In Exercise 4, we considered some of Norman's ideas about the interface between software and users. In Exercise 5, you are exploring the interface between man and machine in terms of your own experience.
Have technological advances made many or all of the concerns that Norman expressed in his paper "go away"? I don't think so. Some of you have concerns about the interfaces to devices that you considered in Exercise 5, and most of them are not nearly as complex as most software for a digital computer! Last fall, we saw an example of how usability matters even for non-electronic devices, in the problems with ballot design and voting machine technology that faced Florida in the presidential election.
Usability and interfaces are about people, not machines.
An example of "the interface getting in the way of the task" from my experience: releasing a CS student's advising hold.
An example of a system more complex than it needs to be, with an interface that contributes to the problem, again from my experience: the voice-mail system on campus.
An example of a system I wish I didn't have to be "trained" to use: our photocopier.
You have begun to think about the responsibilities that a system developer (both software and hardware) has to users of the system. You have read the first four newspaper articles in Pam Pulitzer's The Killer Robot Papers.
Work in teams of three or four based on the number in the upper right-hand corner of this page.
Was Bart Matthews' faith blind?
The institution for which the programmer works controls many variables outside the programmer's hands, including testing the software and the programmer's working conditions. For example, was the programmer to pressured to meet a deadline? What is the programmer's professional duty when pressured to release a product that is not ready?

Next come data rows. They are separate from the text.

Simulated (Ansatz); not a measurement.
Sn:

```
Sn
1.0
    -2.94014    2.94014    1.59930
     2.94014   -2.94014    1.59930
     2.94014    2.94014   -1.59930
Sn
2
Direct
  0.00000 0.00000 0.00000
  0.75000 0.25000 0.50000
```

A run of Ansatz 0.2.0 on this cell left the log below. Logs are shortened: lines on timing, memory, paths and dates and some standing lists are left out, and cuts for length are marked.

The client institution also controls many variables outside the programmer's hands, including training of the user (programmer's institution, too?) and the user's working conditions.
Still, the programmer does control some important factors: Is he competent in the domain being programmed? If not, did he seek help from appropriate experts at appropriate times? Was he aware of a defect in the program? What was his intent?
Don't confuse assigning blame to others who share responsibility with reducing or eliminating the potential liability of the programmer. In the case of malicious intent on the part of the programmer, assigning some blame to the testing team may make sense in some cases, but does it mean that the programmer escapes some or all of his malicious intent and execution? I hope not. Once we admit liability in that case, we face the real question here: in the absence of malicious intent, what other factors signal programmer liability?
Most of you didn't seem to buy the "accidental death by firearm" analogy. Give it some thought, though, because I think that the issue is less obvious than it seems to you. Not that I think that it is a great analogy, or that it holds all of the time--I just think that you would have to work harder to defeat such an argument than you may have here. One idea: What is the role analogous to the computer programmer in the firearm scenario? What responsibilities does the analogous person have in the firearm scenario, and why might the programmer be assigned similar responsibilities in the robot scenario?